Amid worldwide concerns on protectionism and currency wars, US treasury secretary Timothy Geithner said on Monday he was confident that a consensus can be hammered out for a global trade “rebalancing plan” in the G20 summit of elite economies that begins later this week in Seoul.
The two-day summit begins on Thursday.
The US has proposed a model that would allow the International Monetary Fund (IMF) to frame guidelines to set up an early warning system to distortions in global trade.
“I am very confident you are going to see very strong consensus on this basic framework,” Geithner told business leaders at a meeting organised by the Confederation of Indian Industry (CII) to mark US President Barack Obama's visit.
“What we have proposed is a framework which incorporates early warning indicators of large surpluses or deficits which can then be monitored,” Geithner said. He made it clear that the US would not press for imposing specific targets to address global trade imbalances.
“You can’t set quantitative targets for external balances —it makes no economic sense,” he said.

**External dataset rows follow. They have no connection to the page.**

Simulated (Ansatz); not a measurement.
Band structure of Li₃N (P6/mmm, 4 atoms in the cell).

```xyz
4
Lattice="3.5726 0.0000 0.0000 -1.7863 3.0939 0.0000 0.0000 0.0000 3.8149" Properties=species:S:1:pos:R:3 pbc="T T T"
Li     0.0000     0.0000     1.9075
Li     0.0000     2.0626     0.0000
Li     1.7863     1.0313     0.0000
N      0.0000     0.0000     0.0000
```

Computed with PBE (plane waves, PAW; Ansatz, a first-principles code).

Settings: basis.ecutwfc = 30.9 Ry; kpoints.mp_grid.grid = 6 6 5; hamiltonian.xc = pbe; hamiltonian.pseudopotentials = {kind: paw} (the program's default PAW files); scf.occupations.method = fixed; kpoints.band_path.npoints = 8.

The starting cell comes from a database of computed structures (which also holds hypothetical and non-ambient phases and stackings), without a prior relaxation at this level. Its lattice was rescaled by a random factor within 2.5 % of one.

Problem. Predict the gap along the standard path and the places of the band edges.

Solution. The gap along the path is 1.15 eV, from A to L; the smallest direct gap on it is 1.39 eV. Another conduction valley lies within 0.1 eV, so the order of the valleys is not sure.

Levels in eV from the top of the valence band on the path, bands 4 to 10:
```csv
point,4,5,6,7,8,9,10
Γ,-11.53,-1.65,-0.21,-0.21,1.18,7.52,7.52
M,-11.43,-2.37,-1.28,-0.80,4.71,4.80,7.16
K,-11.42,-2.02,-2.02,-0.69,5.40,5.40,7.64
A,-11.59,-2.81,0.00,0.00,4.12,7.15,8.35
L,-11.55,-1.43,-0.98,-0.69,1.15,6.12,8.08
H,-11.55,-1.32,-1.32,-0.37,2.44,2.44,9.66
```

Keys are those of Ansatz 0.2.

Geithner had written to G20 counterparts to change exchange rate policies in those nations that are running major trade surpluses. Though he did not mention nations, that is seen as targeting China.
G20 leaders are likely discuss an incipient “currency war” among nations, surge in capital inflows to emerging countries, financial stability of banks and the timing of withdrawing of the stimulus measures announced by various governments to counter the global economic downturn in 2008.